Rosalie Ham teaches literature in Melbourne and is the author of the bestselling novel, The Dressmaker, which became a 2015 film starring Kate Winslet. Her 2005 novel Summer at Mount Hope, described as "Pride and Prejudice set in rural Victoria in the 1890s", has been rereleased by Duffy & Snellgrove.
Pride and Prejudice
I was about 13 when I read Pride and Prejudice. It was art imitating life in my small rural society. The setting, the tensions between characters, the fear, gossip, expectations, misunderstandings and, most emphatically, the hierarchies were vivid, so my emotional involvement with the story was fierce. I saw that specifics could illuminate the general, that surprises were essential but predictable elements of story evoked empathy. I learned how literature worked, and why it's essential.
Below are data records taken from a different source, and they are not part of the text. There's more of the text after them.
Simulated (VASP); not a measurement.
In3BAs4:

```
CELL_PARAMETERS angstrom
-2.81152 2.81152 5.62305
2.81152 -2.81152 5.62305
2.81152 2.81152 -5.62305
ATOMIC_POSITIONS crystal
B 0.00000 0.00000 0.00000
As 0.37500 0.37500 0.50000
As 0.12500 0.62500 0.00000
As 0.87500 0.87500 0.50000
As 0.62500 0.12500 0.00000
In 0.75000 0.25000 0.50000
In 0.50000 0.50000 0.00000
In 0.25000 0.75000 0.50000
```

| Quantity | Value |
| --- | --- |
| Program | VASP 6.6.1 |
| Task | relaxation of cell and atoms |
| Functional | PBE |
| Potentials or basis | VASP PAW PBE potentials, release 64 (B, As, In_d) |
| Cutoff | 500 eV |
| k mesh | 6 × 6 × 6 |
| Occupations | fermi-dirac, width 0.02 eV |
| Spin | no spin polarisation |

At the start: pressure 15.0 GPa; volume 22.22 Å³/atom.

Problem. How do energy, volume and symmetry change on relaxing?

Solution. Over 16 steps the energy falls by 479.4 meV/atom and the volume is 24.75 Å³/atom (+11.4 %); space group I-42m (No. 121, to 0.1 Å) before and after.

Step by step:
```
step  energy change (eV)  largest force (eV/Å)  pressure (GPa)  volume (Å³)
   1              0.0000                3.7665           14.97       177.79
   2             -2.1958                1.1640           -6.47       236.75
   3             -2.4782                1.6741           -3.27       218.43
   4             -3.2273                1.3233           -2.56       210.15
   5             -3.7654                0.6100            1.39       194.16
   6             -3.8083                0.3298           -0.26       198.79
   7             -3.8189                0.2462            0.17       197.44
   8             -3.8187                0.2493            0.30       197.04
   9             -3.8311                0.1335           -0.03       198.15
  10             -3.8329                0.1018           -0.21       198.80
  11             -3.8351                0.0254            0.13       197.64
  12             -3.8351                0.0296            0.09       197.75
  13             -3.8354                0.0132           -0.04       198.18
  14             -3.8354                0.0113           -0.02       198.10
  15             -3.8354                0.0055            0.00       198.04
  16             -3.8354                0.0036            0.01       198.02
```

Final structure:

Great Expectations was my next big revelation. In the first few pages the characters exposed me to fear, loathing, crime, tragedy, dramatic irony and great pathos (Joe). Setting was elevated from symbolic to full-blown character, and the characters … well, they were Dickens characters; unique but recognisable, grotesque but likeable. I remember Pip's sister as much as I remember Miss Havisham, and Joe and his wife saunter through my thoughts frequently.
W. G. Sebald
Sebald conveys the Kindertransport by linking buildings, photos and past images with Austerlitz's thoughts, his human experience, thus making events vivid. Rather than witness horror, we see how ideas are shaped, how memory is formed, and we learn the truth. There are no chapters, and the narrator's "ramblings" are a trope, therefore connected to other events in the story, and thus the style distracts from what happened and we aren't repelled from the story. Fiction makes events real.
The Transit of Venus
In The Transit of Venus, Shirley Hazzard writes everything, internally and externally, from a subtly objective third-person point of view. Carefully chosen images and words infuse every phrase, sentence and paragraph with atmosphere. Every event is complex and glints with subtext. Characters' impetus, motivation and physical appearance are succinct and precise, yet detailed, and I enjoy analysing her sharp, multilayered paragraphs with students. I would have loved to sit opposite Shirley Hazzard [who died aged 85 in December] in a foyer and watch her watching.